Monolithic Puppet repo for Camp Fitch Tech Focus. The code here may someday be used to do automatic camper PC deployment and more!

Supported Platforms

  • Clients: Windows 10, Fedora 34*, MacOS*
  • Servers: CentOS 7

*=Not fully or even partially baked

Organization

Roles

A role is a single "this is a X computer" purpose. A PC should have no more than one role. Roles should not include other roles. Some examples:

  • role::camper::web
  • role::camper::java
  • role::camper::pyle

An example role:

class role::camper::java inherits role::camper {
    include profile::java::jdk8
    include profile::ide::intellij

    Class['profile::java::jdk8'] -> Class['profile::ide::intellij']
}

This role defines the tools that are needed for that role and some class ordering.

Every camper role needs to inherit from role::camper as this includes the common stuff to every role, operating-system defaults, and the big three below. Roles are made up of profiles described below.

"The Big Three"

Every role should include a minimum of three things:

  1. Site class (ex: site::cfcc)
  2. Device class (ex: profile::cfcc::camper)
  3. Access profile (ex: profile::access::camper)

These are the basic building blocks of a role. Everything else comes afterward. These are defined for camper roles in the role::camper class.

Profiles

Profiles are a single logical unit for a feature. Profiles can include or depend on other profiles. Examples include:

  • profile::browser::chrome
  • profile::ide::pycharm
  • profile::game::starcraft

Normally profiles cobble together modules and misc other manifest-y stuff to complete a feature. But since most of the modules out there don't support Windows we're gonna need to put that logic in the profiles.

In general a common profile looks like this:

class profile::category::feature {
    case $::operatingsystem {
        'windows': {
            include profile::category::feature::windows
        }
        default: { }
    }
    
    package_name = $::operatingsystem ? {
        'windows' => 'feature-win',
        'fedora' => 'feature-fc27',
        default   => fail('Unsupported OS')
    }
    
    package { $package_name: }
}

Some notes on this example:

  1. Platform-specific addons, shortcuts, and other tweaks should go in a subclass (shown here as profile::category::feature::windows).
  2. You can set a variable by case if it's different per-platform.
  3. The default ensure for the package {} resource is set with those other OS-defaults mentioned in Roles. You could specify all that stuff here, but this saves some time.

Sites

There is a semantic difference between what Puppet considers a site (and thus a site.pp file) and what we logically consider a site (place in the world). In our case here, a site class defines settings that are unique to a particular installation. You never know, someday this stuff may be useful in another camp setting. The site.pp file is used by Puppet as a starting point for functions and things that should be available to LITERALLY everything. This is used sparingly.

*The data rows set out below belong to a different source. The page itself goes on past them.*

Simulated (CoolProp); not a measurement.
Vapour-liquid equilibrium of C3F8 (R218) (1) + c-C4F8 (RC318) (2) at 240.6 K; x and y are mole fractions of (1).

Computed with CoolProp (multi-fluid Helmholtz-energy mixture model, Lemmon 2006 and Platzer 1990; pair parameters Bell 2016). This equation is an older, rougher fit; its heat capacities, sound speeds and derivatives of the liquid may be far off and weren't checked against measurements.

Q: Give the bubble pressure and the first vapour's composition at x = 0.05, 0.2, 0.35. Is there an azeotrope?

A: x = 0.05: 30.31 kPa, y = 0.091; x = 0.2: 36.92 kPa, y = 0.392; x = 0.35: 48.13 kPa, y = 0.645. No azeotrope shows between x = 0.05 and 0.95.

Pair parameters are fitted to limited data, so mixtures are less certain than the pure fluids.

An example of the former (and more relevant) usage of the word Site:

class site::cfcc {
    $puppet_master = 'puppet.campcomputer.com'
}

These sites are then loaded into a generic turbosite class which can then be referenced in the profiles. Since there could be multiple sites it would be inappropriate to statically reference say site::cfcc::puppet_master.

Modules

Modules provide specific functions and components. These are commonly acquired from the Puppet Forge or developed internally. In order to apply appropriate code to enable Forge modules, the "right" thing to do is contribute these changes upstream. But since doing open sauce contributions is hard and often takes longer than we have time for, the next "right" thing to do is fork the upstream repo and apply our changes there. But that introduces complications in that now we have to apply any upstream patches to our own repo. Bleh. IMO lets just keep it simple and either Forge-ify them or do a simple install or whatever in the Profiles.

We do keep one single module here (the cfcc module). It's too small to be it's own repo right now so I'll deal with it later.

File Serving

Seeing as referencing files on a NAS is a pain between OS's, a custom Puppet HTTP file server is configured in fileserver.conf. This is referenced as puppet:///campfs/${FILENAME} in the code. It's actually a mount on the Puppetmaster to an underlying NAS share, but could be anything as long as the files are there. Warning! This is not the same as the cfcc module above.